Mexico’s Booming Automotive Electronics Industry Necessitates a Parallel Boom in EHS & Sustainability
By Pamela J. Gordon, TFI CEO
Dec 31, 2015
In one month alone — August 2015 — automakers produced nearly 300,000 vehicles in Mexico, exporting 80% of them. This production level is 7.7% higher than in August 2014. In fact, 30% of Mexico’s exports are automobiles. (Source: AMIA, Mexican Automotive Industry Association)
For the electronics manufacturing services (EMS) sector in Mexico, these market statistics get even more attractive — given that the share of autos’ electronics is increasing faster than the overall value of auto content. But are Mexico’s Environment, Health, Safety (EHS) and Sustainability practices keeping up with its impressive automotive electronics growth?

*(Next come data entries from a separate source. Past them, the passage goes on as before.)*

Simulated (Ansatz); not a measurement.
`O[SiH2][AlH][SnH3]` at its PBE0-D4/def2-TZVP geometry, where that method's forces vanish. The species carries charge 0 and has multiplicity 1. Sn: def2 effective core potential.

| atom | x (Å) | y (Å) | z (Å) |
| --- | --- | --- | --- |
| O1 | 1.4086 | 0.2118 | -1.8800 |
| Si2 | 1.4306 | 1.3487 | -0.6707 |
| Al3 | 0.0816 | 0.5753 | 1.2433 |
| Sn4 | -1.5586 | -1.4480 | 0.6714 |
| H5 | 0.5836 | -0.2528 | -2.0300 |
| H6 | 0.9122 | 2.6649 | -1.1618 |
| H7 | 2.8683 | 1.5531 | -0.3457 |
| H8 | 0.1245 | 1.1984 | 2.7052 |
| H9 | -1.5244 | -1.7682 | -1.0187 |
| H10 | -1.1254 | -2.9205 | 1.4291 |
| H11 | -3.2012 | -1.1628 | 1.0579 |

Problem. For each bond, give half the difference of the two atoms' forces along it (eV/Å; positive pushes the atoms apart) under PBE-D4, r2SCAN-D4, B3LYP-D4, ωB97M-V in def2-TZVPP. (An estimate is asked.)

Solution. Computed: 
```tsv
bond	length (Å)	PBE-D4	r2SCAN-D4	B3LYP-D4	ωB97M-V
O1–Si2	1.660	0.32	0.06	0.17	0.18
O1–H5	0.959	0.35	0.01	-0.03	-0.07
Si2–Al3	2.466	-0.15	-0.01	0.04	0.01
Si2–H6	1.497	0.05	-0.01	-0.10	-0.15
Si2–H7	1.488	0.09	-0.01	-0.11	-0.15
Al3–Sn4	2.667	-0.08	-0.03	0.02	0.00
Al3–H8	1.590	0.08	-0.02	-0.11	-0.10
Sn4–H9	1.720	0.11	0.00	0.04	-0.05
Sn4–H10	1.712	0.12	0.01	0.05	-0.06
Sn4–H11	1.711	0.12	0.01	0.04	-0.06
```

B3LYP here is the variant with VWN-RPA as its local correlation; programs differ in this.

“Mexican companies are big users of fossil fuels, generate significant air pollution, and have not yet widely adopted good practices to counter these environmental impacts,” says Ernesto Sanchez, CEO, Seerauber (Jalisco, Mexico). “There’s still a lot to do in Mexico: Responsible disposal of garbage, cleaning up water pollution in rivers and lakes, and more. It’s not that expensive to curb this pollution, but it’s not yet a corporate / national priority.”
Read more in EBN about TFI’s study on the growing automotive-electronics industry in Central Mexico and about EHS and Sustainability challenges and progress.
Not Only Car Production, but Also EHS & Sustainability are on the Rise in Mexico
Traditionally, the EHS standards at Mexican companies have not been considered among the world’s best. However, EHS practices are improving at Mexican automotive electronics (and other automotive parts) facilities for numerous reasons:
(1) World-class automotive-manufacturing companies audit the responsible EHS practices of their suppliers in Mexico (and elsewhere).
(2) Multinational EMS companies with facilities in Mexico are increasingly holding their Mexican facilities to the high standards of their headquarters locations.
(3) Fierce competition to attract and retain excellent workers in the Mexican electronics industry prompts companies there to take extra measures for employees’ health, safety, satisfaction, and feeling of “family.”
(4) The Mexican Government is enacting increasingly stringent EHS standards, such as NOM-018-STPS-2015: Harmonized System for the Identification and Communication of Hazards and Risks of Hazardous Chemicals in the Workplace.
However, for the swiftly growing automotive and electronics manufacturing industry in Mexico, reasons 1 through 3 above may be responsible for the steepest EHS improvement curve. One study participant told TFI, “With the corruption in Mexico, some companies can get away without implementing the right safety equipment for their employees. But these days it’s getting harder for Mexican companies to avoid the rules, now that Government corruption is declining, and American and European companies do their own audits — which are taken more seriously than are the Mexican Government’s requirements.”
Challenges and Solutions for Ramping Up Mexican Automotive / Electronics EHS & Sustainability Practices
Training: Though more and more safety gear is now provided for workers at EMS facilities in Mexico, the workers need to actually use the gear to be effective.
Culture: Mexican employees devote more to their employers than to their own health, explains TFI Analyst Mariana Via. “Many Mexican workers take on risky jobs without caring about their personal safety — such as window washers sitting on wooden planks without safety cables.”
National Priority: Beyond individual companies and their workers, Mexico’s national priorities can be further aligned with EHS and environmental sustainability in general. With the Paris Climate Conference (COP21) in full swing at publication time, it’s encouraging that Mexico recently pledged to unconditionally reduce its Greenhouse Gas and black carbon emissions.
Overall Recommendations to EMS Executives with Mexican Operations
The growth in Central Mexico’s auto industry and especially the electronics portion is compelling, and most Tier-1 automotive companies do prefer to have EMS suppliers nearby. But also in this region are corporate customers demanding the highest in quality, environment, health, and safety; increasing competition for well-trained, high-performing employees; and new commitment by the Mexican Government for reducing Climate Change.
To be successful, electronics suppliers in Mexico — especially for the automotive industry — need to perform at world-class EHS standards, provide employees with a warm “family” work environment with career advancement opportunities, and be part of the increasing Mexican movement toward environmental sustainability.